It was very easy to miss Gupta Video while walking around Golpark (Kolkata). The thin, sliver of a lending library was sandwiched between (I think) a toy-shop called Children’s World and a row of shop windows, below some bank. It was carefully guarded from view – from the main road, that is – by flower-shops that jostle with each other at the edge of the pavement. If you run a Google search, it’s like to throw up a photograph from ten years back, when the space had already been converted into a baggage store (while retaining the name Gupta Video, probably to avoid legal complications).

We – by that I mean our parents – had purchased a VCR (Video Cassette Recorder) sometime in the late-90s. I think it was occasioned by some Karate demonstration I had participated in, which was being televised on Doordarshan. It was a beautiful device with a circular control that contained All the Buttons and could be rotated to fast-forward or rewind the tape. It had rounded edges, as opposed to the more angular devices we grew up around, and buttons that felt less mechanical and more soft. It even came with a remote control that could be used to change channels on our Toshiba/Oscar 14 inch television.

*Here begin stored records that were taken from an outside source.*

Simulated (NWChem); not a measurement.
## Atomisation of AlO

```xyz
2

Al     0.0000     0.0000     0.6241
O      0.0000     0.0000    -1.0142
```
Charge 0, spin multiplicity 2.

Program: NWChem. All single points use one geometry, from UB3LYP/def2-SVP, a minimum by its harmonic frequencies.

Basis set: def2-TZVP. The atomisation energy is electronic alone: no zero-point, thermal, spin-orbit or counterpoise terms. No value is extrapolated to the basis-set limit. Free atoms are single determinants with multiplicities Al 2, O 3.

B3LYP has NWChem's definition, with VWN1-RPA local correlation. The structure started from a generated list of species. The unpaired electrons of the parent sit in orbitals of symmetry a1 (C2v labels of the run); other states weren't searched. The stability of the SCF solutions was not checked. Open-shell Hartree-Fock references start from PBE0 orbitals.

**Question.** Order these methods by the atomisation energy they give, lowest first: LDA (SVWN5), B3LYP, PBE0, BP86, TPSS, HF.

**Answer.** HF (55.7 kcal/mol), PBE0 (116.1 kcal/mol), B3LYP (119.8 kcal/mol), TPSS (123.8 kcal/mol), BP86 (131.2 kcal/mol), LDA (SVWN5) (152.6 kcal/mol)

About once or twice a month, we would pop by Gupta Video to borrow a cassette. The shop was very narrow and deep. On the left, ran a long counter, behind which the librarians sat. The passage on the right was not wide enough to fit two people, shoulder to shoulder. Towering above and all around were walls of video cassettes. The actual cassettes were behind the counter; along the passage were the sleeves, their faces visible.
I wish I remembered the names of the people who ran the store. They would, over time, develop a reasonable sense of users’ tastes, which meant they could recommend titles if someone showed up without a specific film in mind. One of my clearest memories is of borrowing Star Wars: A New Hope from Gupta Video – and the subsequent disappointment of finding they had given us episode 4. We watched it nonetheless but made it a point to complain about this slip during our next visit. They said that Star Wars only had episodes 4, 5 and 6. There was no immediate way of finding out at the time that episodes 1, 2 and 3 would come out in the years to come.

The excitement of bringing home a video cassette was laced with unpredictability. More often than not, the cassettes would be wound up partly or fully, as most users didn’t bother to rewind the tapes after watching. When they were partly wound, it felt like discovering markings in a library book – a trace of some previous user’s experience. Having to rewind tapes really tested my patience, I remember. Sometimes, the viewing would have to wait even longer, as unclean tapes could affect the head of the player. Baba would insist on running the head-cleaning tape once, before re-inserting the borrowed cassette.
That wait – between the borrowing and the viewing – is still such a powerful memory. It’s not something I ever felt in a library because there you can start flipping through the pages even while standing at the counter. With VHS, you had to wait till you were home and had cozily settled in.
Gupta Video wasn’t our first experience of borrowing from a video cassette library, though. A branch of our family lives in Uluberia. They had a VCP (no recording, only playback) for as long as I can remember. They had a local library, which had a very limited selection of English titles and decent collections of Hindi and Bangla cinema. Our staple at Uluberia was the Bruce Lee series. I wasn’t that interested in the plot at the time, so the action sequences looked more or less interchangeable to me. One day, an older cousin announced that there was a new kind on the block, called Jackie Chan. Grudgingly we gave it a shot, but I wasn’t very impressed.